Consumer advocates call on Libra partners to withdraw collectively from Facebook's crypto project
Fri, 19 Jul 2019, 07:34 am UTC
An antitrust advocacy group has called on all the 28 member companies of Facebook’s cryptocurrency initiative to drop the Libra project.
“We call upon you as respected members of the business, financial technology, and civil society communities to collectively withdraw from the project,” the open letter signed by Open Markets Institute, Public Citizen, Demand Progress Education Fund, and Revolving Door Project said.
Although the consumer advocates lauded Libra’s goal to offer financial services to the 1.7 billion underbanked people globally, they warned that this ostensible purpose “should not be cheapened with a project whose aims are in fact unclear and whose leadership structure is based on fear.”
Citing Senator Brian Schatz (D-HI) during the Senate hearing, the letter pointed out how even Libra Association partners, including Spotify, Mastercard, Visa, and Uber, have “grave” concerns and similar questions over the Libra project.
“Members of the consortium actually have lots of questions too… they have great reservations about moving forward but they don’t want to be left out because of Facebook’s market power,” the advocates quoted Sen. Schatz.
The advocates concluded the letter reiterating its plea for the Libra partners and urging them not to be frightened by Facebook’s power.
“We understand that Facebook is a powerful company, and that it has in part generated a climate of fear with its market dominance. But if you collectively withdraw from the project, it will signal that the just-beginning era of digital money will be based on fair rules and democratic deliberation, and not intimidation by the powerful.”

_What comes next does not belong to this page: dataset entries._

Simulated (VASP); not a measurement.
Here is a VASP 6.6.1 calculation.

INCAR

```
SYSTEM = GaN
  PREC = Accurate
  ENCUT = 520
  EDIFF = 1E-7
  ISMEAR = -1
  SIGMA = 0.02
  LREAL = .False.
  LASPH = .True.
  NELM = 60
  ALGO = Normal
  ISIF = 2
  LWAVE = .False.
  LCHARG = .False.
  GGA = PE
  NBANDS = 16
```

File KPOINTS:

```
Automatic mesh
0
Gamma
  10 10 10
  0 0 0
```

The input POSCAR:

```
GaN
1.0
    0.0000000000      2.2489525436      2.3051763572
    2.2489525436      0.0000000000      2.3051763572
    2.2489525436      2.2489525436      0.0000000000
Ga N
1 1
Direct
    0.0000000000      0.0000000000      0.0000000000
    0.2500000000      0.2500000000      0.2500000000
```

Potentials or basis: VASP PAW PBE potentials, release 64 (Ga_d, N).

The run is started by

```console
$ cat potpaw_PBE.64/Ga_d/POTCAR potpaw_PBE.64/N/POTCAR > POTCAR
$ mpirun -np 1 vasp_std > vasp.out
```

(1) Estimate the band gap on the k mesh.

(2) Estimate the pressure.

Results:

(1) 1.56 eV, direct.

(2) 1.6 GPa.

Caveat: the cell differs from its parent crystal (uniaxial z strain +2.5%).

Earlier this month, consumer watchdogs have also written a letter asking the U.S. Congress to impose a moratorium on the Libra project until profound questions about the proposal are properly addressed. The open letter with 30 signatories listed thorough questions on how Libra will impact governance, national sovereignty, law enforcement, and competition and systemic risk.
Meanwhile, the news follows after a Group of Seven (G7) taskforce warned that cryptocurrencies including Libra posed a threat to global financial stability and that they should be held “to the highest regulatory standards.”